At the end we will describe our plan for transferring CPU
state and memory from source to guest. To be clear, the
temporary tooling used for this demo isn't built for
encrypted VMs, but below we explain how this demo applies to
and can be extended to encrypted VMs.

We Implemented our resume code in a very similar fashion to
the recommended S3 resume code. When the HV sets the CPU
state of a guest, it can do so when the guest is not
executing. Setting the state from inside the guest is a
delicate operation. There is no way to atomically set all of
the CPU state from inside the guest. Instead, we must set
most registers individually and account for changes in
control flow that doing so might cause. We do this with a
three-phase trampoline. OVMF calls phase 1, which runs on the
OVMF map. Phase 1 sets up phase 2 and jumps to it. Phase 2
switches to an intermediate map that reconciles the OVMF map
and the source map. Phase 3 switches to the source map,
restores the registers, and returns into execution of the
source. We will go backwards through these phases in more depth.

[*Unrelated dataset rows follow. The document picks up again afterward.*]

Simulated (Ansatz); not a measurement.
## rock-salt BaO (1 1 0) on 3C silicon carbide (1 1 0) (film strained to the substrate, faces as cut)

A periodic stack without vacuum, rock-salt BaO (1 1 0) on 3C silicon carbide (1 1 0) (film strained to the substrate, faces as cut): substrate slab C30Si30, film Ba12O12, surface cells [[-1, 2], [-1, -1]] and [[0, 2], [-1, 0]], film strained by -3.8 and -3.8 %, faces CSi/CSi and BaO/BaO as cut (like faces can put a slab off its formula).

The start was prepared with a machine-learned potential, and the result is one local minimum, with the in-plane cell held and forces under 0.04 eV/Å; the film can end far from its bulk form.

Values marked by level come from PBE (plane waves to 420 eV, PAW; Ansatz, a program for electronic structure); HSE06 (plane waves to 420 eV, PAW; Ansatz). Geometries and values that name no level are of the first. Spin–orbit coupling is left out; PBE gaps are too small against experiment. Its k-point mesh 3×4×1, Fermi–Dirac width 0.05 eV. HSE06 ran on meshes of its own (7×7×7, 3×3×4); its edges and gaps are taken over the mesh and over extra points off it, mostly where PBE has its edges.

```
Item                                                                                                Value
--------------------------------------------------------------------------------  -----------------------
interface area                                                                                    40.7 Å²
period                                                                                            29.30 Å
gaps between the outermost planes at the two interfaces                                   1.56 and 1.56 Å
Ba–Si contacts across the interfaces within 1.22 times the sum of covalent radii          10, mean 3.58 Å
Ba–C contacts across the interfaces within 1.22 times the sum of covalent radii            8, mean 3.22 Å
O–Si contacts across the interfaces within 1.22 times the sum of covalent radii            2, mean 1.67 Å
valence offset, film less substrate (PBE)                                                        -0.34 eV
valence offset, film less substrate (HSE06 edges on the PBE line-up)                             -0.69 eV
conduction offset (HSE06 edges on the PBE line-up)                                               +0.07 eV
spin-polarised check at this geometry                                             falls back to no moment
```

The last thing that resume to EFI does is return.
Specifically, we use IRETQ, which reads the values of RIP,
CS, RFLAGS, RSP, and SS from a temporary stack and restores
them atomically, thus returning to source execution. Prior to
returning, we must manually restore most other registers to
the values they had on the source. One particularly
significant register is CR3. When we return to Linux, CR3
must be set to the source CR3 or the first instruction
executed in Linux will cause a page fault. The code that we
use to restore the registers and return must be mapped in the
source page table or we would get a page fault executing the
instructions prior to returning into Linux. The value of
CR3 is so significant, that it defines the three phases of
the trampoline. Phase 3 begins when CR3 is set to the source
CR3. After setting CR3, we set all the other registers and return.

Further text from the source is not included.